<h1><center><font size="6">Keras Fundamentals</font></center></h1>

# Outline
- [Import necessary Libraries](#1)
- [Introduction](#2)
- [The fundamental building blocks in Keras](#3)
    - [Layers](#3.1)
    - [Models](#3.2)
    - [Loss function](#3.3)
    - [Optimizers](#3.4)
- [Creating neural networks in Keras](#4)
- [Conclusions](#5)
- [References](#6)

<a id='1'></a>
# Import necessary Libraries

In [1]:
# Import necessary libraries and print their versions
from platform import python_version
print(f"Python: {python_version()}")
import numpy as np
print(f"Numpy: {np.__version__}")
from tensorflow import keras
print(f"Keras: {keras.__version__}")

Python: 3.9.16
Numpy: 1.24.1
Keras: 2.10.0


<a id='2'></a>
# Introduction
TensorFlow and Keras: TensorFlow is an open source library for neural networks and deep learning developed by the Google Brain team in november 2015. Today TensorFlow and its competitor PyTorch are the most popular machine learning libraries and are used extensively in a wide variety of real-world applications. [For example](https://medium.com/airbnb-engineering/categorizing-listing-photos-at-airbnb-f9483f3ab7e3), Airbnb improves the guest experience by using TensorFlow to classify images and detect objects at scale.

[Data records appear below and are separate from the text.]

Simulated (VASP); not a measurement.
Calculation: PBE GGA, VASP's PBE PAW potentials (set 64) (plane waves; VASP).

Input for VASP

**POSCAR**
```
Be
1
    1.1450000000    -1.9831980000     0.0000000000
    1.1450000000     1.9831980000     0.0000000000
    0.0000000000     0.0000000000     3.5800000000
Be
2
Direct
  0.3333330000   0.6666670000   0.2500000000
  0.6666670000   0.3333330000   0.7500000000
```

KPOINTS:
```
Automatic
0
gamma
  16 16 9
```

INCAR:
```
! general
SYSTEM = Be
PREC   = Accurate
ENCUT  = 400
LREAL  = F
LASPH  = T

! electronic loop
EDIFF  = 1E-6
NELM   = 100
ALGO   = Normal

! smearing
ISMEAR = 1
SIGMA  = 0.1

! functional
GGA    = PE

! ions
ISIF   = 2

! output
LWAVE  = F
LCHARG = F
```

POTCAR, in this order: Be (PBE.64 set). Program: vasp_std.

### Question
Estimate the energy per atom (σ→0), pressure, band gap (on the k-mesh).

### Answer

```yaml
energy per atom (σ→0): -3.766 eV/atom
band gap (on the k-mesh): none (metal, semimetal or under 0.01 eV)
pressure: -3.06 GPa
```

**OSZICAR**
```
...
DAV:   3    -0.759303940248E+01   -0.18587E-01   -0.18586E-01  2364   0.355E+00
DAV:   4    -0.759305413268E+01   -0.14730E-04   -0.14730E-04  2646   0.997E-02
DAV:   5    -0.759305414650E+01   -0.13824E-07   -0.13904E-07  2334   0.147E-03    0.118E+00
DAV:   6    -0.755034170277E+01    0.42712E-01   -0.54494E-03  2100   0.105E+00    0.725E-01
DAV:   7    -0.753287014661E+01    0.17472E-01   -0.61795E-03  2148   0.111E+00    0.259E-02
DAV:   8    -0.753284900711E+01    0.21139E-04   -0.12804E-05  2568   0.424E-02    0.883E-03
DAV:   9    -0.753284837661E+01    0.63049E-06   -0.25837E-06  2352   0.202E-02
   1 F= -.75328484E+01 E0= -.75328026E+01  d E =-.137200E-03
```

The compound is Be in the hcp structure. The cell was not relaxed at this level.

Keras is a high-level API based on TensorFlow. It provides a simple and intuitive API for building neural networks with TensorFlow. Its guiding principles are modularity and extensibility. This beginner-friendly approach has led to the popularity of Keras. In this notebook we will explore the basics of Keras.

<a id='3'></a>
# The fundamentals building blocks in Keras
One of the basic building blocks in Keras are layers. We can stack these linearly to build a model. Another building block is the loss function we choose, which provides the metrics we will use to train our model using an optimizer. With these basic structures, we can build any neural network.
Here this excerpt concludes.